Sudie Louisa Barron #52 Ancestors

Sudie Louisa Barron

Sudie Louisa Barron

This is my great-grandmother, Sudie Louisa Barron. She was born 11 Jan 1874 in Marion Twp., Henry County, Ohio. Her parents were Rachel Golden (Golding) and Thomas Barron. Sudie was the second youngest of nine children. I’ve found her referred to as Susan in censuses but she’s always Sudie in our handwritten family histories.

She married Charles Henry Lowery 30 Oct 1892 in Henry County, Ohio.

This is my maternal grandfather’s mother. The only story I have ever been told about Sudie is one of decisiveness, she was a strong-minded woman.

Charles Lowery, Sudie Barron and grandkids

Charles Lowery, Sudie Barron and grandkids

Charles worked for the railroad, which brought Sudie, Charles and their eight children to Allen County, Ohio. They lived there long enough to have a couple more children and two of the older children married. My grandfather Basil being one of them.

As it happened, Charles’ railroad work took him to Michigan. Sudie stayed in Ohio with the children and Charles would send money back to her. As time went on Charles’ visits as well as the paychecks decreased.

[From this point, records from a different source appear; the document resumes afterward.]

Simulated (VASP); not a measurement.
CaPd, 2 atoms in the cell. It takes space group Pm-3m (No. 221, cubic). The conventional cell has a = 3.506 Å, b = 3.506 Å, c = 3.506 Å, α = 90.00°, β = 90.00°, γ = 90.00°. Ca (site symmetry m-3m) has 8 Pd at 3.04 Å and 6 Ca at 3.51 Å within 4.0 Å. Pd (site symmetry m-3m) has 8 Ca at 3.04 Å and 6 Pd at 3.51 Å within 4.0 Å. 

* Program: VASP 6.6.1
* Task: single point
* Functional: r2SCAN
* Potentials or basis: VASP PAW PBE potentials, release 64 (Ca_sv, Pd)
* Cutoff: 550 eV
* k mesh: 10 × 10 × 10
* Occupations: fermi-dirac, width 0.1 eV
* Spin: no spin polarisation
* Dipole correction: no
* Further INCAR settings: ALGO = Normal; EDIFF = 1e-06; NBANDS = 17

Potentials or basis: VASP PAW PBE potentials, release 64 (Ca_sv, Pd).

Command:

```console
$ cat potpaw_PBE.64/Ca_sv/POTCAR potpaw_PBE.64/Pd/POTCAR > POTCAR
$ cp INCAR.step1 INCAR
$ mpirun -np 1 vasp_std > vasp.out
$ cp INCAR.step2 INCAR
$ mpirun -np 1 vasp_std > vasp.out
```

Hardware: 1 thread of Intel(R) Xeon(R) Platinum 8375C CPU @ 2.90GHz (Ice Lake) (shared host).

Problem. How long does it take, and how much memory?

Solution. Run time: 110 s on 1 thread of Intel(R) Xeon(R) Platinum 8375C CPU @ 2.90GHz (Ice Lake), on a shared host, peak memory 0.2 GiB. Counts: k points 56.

Sudie heard rumors of Charles and some carrying-on in Michigan and decided to pack up the children and head north. I guess Charles was more than a little surprised to see Sudie and their passel of children on his boarding house porch when he came home from work that day. I can only imagine their conversation that evening.

Yep, she was a decisive strong-minded woman. I’ll bet Charles thought so too that day!

She died 19 Mar 1943 in Adrain, Lenawee County, MI. She was 69 years old.